In the northeast of the Loreto region, the Putumayo Amazonas Program promotes the creation of the Great Putumayo Amazonas Landscape, a model of territorial planning and governance of natural resources in Amazonia with a comprehensive approach at the landscape scale. The Landscape’s planned extension is 4 million hectares, comprised of the territories of 44 native communities from nine Indigenous Amazonian ethnic groups, and six areas for the conservation and sustainable use of natural resources, with the Yaguas National Park as a nucleus.
Building a participatory model of management for the Amazonian territory
In 1998, native communities in the northeast of the department of Loreto, Peru, sought support from the Instituto del Bien Común (IBC) in order to curb poor local resource use practices and illegal incursions by loggers, hunters and fishermen, which were putting pressure on resources key to their well-being. Responding to this challenge led to, over the following two decades, a joint endeavor: the establishment and management of a landscape-scale model for territorial ordering and natural resource governance in the Amazon, with a holistic approach.

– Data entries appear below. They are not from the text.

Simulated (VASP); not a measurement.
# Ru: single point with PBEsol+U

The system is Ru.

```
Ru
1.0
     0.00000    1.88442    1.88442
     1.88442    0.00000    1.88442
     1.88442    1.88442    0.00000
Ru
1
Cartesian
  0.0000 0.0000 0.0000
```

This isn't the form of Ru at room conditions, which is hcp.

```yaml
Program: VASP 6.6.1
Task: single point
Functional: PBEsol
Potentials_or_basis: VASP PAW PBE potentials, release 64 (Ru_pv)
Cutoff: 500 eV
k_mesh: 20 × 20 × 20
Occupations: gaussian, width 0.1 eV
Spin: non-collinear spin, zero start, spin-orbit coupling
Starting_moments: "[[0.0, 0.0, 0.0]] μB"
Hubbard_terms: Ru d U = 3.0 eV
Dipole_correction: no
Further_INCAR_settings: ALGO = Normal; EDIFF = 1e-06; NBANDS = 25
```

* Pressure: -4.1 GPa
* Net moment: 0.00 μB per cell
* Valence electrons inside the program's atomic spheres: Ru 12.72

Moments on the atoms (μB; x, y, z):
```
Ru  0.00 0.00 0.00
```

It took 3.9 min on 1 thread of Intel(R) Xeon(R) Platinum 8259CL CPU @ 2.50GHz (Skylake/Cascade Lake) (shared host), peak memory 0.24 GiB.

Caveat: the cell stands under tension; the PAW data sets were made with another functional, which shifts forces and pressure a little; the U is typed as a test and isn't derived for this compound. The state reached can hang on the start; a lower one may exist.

In 2004 the Putumayo Amazonas Program was created to promote this innovative model of participatory governance, responding to the challenges posed by the landscape and taking into account its potential and the vision and culture of nine local indigenous peoples. To date, the Program has forged itself a space in regional and national policy through collaboration with authorities in various sectors.
The model comprises various components, such as strengthening governance capacities among local populations, organizing and implementing community surveillance systems, and fostering the resolution of conflicts stemming from the use of resources. It also involves developing a set of management tools, ranging from land and resource use planning, to community management of forests, fisheries and wildlife, and forest monitoring through remote sensing equipment.
A mosaic of conservation and sustainable use areas
The implementation of the model involves the establishment of the Putumayo-Amazonas Landscape, a mosaic of areas intended for the sustainable use and conservation of biodiversity and natural resources. With a proposed extension of 4 million hectares, the Landscape covers the headwaters and middle courses of the Yaguas, Algodón, Cotuhé, Ampiyacu and Apayacu rivers, in the interfluves of the Napo, Putumayo and Amazonas rivers. It is located in the Maynas and Mariscal Ramón Castilla provinces, which are home to extensive Amazonian forests rich in natural and cultural diversity.
The Putumayo-Amazonas Landscape comprises the Ampiyacu Apayacu Regional Conservation Area (2010), the Maijuna Kichwa Regional Conservation Area (2016), the Yaguas National Park (2018) and three proposed areas for protection and sustainable use: Ere Campuya, Medio Putumayo and Bajo Putumayo. The mosaic is completed by the territories of 44 native communities, of the indigenous ethnic groups Bora, Huitoto, Ocaina, Yaguas, Ticuna, Kichwa, Maijuna, Kukama and Secoya.
Results of an ongoing work
While the Putumayo Amazonas Landscape is an ongoing work, there are already important achievements: the creation of 3 protected natural areas (with a joint extension of 1.7 million hectares); 7 titled native communities, 2 officially recognized native communities, and 13 community territories expanded. Significant progress has been made in regard to the regulation on the access and use of natural resources, law enforcement, and users' organizations. These actions have resulted in the visible recovery of fauna and flora, which contributes to the well-being of communities.
Other achievements are related to native communities' internal governance, and their involvement in local protected areas management and natural resources monitoring and control (supported by municipal and regional environmental authorities). Each of these actions is conducted through specifically designed environmental management and conflict resolution tools.
Native communities are empowered and have translated their vision into strategic plans, which have, in some cases, been partially implemented through articulation with sustainable development plans driven at the municipal, regional or national level.
Sustainable economic initiatives – involving fisheries management, forest and fauna management, and culinary endeavors and crafts – have been successfully promoted. These have benefitted local indigenous populations, whose dependence on forest resources is high, and have also contributed to the sustainability of the landscape governance by helping to slow the progress of the illegal extractive economy.
Based on the successful experience in establishing and managing the Putumayo Amazonas Landscape, it is possible to replicate this territorial ordering and natural resource governance model in Loreto and other Amazonian regions.
The Putumayo Amazonas Program has established strategic alliances with public institutions (Regional Government of Loreto, ARA, DRAL, GERFOR, GRAI, DIREPRO, PEDICP, SERNANP, OSINFOR, SERFOR, MINCU, PRODUCE, MINAGRI, FEMA), scientific institutions (IIAP, Field Museum, UNAP), private (CECAMA, NCI, SPDA, SZF and WCS) and local indigenous organizations (FECONA, FECOIBAP, FECONAFRUP, FECOTIBA, FEPYRA, FEP.
Richard Chase Smith recibe el Premio Carlos Ponce en la categoría...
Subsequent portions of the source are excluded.